Morissette's singing career was launched in 1987, when local Ottawa impresario Stephan Klovan showcased the 12-year-old Alanis in a children's musical revue for the city's spring Tulip Festival. Despite her inability to do a cartwheel (which was the audition test), Morissette proved beyond a doubt that she had an impressive set of pipes—after all, she had already succeeded in recording one of her own songs, "Fate Stay With Me," and was performing in a cover band called New York Fries. (She had also developed some name recognition on Nickelodeon's You Can't Do That on Television, a series for pre-pubescents, and had appeared in the role of an aspiring rock star in a minor film, co-starring with future Friends star Matt LeBlanc.) Klovan took an avid interest in the precocious young girl's raw talent, and set about securing other performance opportunities; his efforts yielded gigs singing a pumped-up version of "O Canada!" at major sporting and civic events, as well as an appearance on Star Search. Grooming her in the image of then-popular pop princesses Tiffany and Debbie Gibson, he next shot a glossy video in Paris to promote her to record labels—the result was a contract with MCA Records.

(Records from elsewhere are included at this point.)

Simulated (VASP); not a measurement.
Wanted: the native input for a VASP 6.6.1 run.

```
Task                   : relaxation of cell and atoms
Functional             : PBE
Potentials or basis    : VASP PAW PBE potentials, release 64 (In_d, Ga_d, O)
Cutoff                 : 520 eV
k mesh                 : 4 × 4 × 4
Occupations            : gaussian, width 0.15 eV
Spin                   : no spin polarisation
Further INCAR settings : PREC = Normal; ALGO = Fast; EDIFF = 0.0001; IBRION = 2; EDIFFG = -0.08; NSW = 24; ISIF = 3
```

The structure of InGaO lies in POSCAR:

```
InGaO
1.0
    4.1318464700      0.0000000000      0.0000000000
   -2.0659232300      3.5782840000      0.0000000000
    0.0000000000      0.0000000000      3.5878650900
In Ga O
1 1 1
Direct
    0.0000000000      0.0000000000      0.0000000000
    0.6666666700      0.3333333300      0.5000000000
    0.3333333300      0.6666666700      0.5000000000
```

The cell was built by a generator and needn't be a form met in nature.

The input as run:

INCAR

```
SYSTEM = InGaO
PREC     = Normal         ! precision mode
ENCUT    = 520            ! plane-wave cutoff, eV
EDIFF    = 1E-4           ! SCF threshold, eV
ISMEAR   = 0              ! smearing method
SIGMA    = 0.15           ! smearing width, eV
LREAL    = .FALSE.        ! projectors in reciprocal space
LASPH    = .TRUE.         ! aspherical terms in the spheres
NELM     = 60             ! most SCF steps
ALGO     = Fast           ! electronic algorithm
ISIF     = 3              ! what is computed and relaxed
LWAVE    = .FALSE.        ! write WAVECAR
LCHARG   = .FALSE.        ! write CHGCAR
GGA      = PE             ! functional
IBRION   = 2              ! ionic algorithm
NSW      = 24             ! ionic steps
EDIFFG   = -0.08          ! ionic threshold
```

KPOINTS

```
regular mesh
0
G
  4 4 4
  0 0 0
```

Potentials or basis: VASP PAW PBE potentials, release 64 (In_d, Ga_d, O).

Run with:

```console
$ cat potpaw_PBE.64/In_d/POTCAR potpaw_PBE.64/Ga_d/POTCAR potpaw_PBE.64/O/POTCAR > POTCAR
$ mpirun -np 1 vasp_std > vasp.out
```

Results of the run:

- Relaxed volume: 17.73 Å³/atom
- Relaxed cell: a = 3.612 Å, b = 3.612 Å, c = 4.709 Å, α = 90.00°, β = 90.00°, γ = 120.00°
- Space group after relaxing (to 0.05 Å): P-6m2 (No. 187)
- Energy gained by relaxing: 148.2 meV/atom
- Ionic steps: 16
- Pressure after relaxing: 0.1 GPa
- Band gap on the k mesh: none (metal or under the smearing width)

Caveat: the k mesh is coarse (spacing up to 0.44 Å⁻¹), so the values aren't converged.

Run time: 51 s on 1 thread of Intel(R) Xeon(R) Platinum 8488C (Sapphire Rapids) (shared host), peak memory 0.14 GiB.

Credited simply as Alanis, Morissette's first album of pop danceables, Alanis, was issued in 1991, and her first single, "Too Hot," was soon edging its way into the Top 10. In Canada, the album went gold, then platinum, and Morissette was nominated for three Juno Awards (Canada's equivalent of the Grammy): Single of the Year, Best Dance Record, and Most Promising Female Vocalist (which she won). Things were looking bright, a fact confirmed when she was engaged as the opening act for rip-off rap star Vanilla Ice. She started work on a follow-up album while still attending high school and juggling a relationship with the much-older actor Dave Coulier (you know, the star of TV's Full House and America's Funniest People). The resulting album, Now Is the Time, marked an attempt by Morissette to angle away from her teen dance-party sound toward a much more serious teen dance-party sound, and it was not quite as well received—fancy that. It was obvious that her genre was on the decline, and she needed to come up with a new artistic vision. At the age of 17—as most of her high school classmates were trying to decide what jobs to pursue or what colleges to attend—Morissette was entering her first career crisis.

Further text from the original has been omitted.